Being smart about credit card debt could save the average Australian household approximately $1,500 a year. So how can you make these savings? Read on for tips on how to keep on top of debt and grow your savings.
The Debt Dilemma – Minimum Repayments
Let’s say you owe $5,000 on your credit cards and at an interest rate of 18%. The credit card companies might ask you to make a minimum payment of $150 a month. If you continue to make the minimum payment alone, you could get yourself into years of debt.
Transforming debt into savings
By relying on credit cards, some people throw away tens of thousands of dollars over decades. This credit card debt presents an opportunity for significant savings.

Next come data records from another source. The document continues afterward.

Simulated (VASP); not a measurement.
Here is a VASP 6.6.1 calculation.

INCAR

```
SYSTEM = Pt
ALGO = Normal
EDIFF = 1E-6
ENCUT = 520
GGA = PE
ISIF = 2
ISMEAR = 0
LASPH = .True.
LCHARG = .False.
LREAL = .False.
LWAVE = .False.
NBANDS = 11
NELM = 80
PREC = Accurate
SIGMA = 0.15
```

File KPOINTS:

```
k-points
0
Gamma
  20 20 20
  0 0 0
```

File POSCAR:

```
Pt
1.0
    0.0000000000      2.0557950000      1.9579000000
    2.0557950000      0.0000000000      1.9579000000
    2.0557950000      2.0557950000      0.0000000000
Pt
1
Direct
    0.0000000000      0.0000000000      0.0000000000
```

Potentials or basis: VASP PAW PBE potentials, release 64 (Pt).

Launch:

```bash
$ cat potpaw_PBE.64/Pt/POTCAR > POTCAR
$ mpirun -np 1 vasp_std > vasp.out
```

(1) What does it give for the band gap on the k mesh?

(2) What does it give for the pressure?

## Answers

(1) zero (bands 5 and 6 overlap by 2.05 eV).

When you eliminate credit card debt, this money will be freed up money to be spent on anything from luxury to investment. A simple way to earn 18% or better is to get rid of credit card debts as soon as possible.
How to Face Credit Card Debt Head On
The best way to start is to set goals for yourself. Develop a realistic plan to eliminate the debt as soon as possible. Keep track of what you are spending money on to help identify unnecessary spending.
Also avoid new debts that will add on to the existing ones. Put cards away for a while and try to pay for daily purchases in cash.
How do you know when you have a problem?
The average person shouldn’t be paying more than 10% of net take-home pay on credit card and other consumer debt. If you’re paying more than that, it may be time to control your debt.
Saving $1,500 a year in credit card interest may not seem like much, but over the long term, it adds up; over 30 years, it can get up to $45,000 in interest savings.
Conclusion
For most individuals, a savings of $45,000 over 30 years could make a big difference. Think of the opportunities for productive use for that money! For those with a credit card debt problem, eliminating it could be the best chance over the course of 30 years to build up savings and investments. Being smart about credit card debt is one foolproof way to increase wealth over the long run.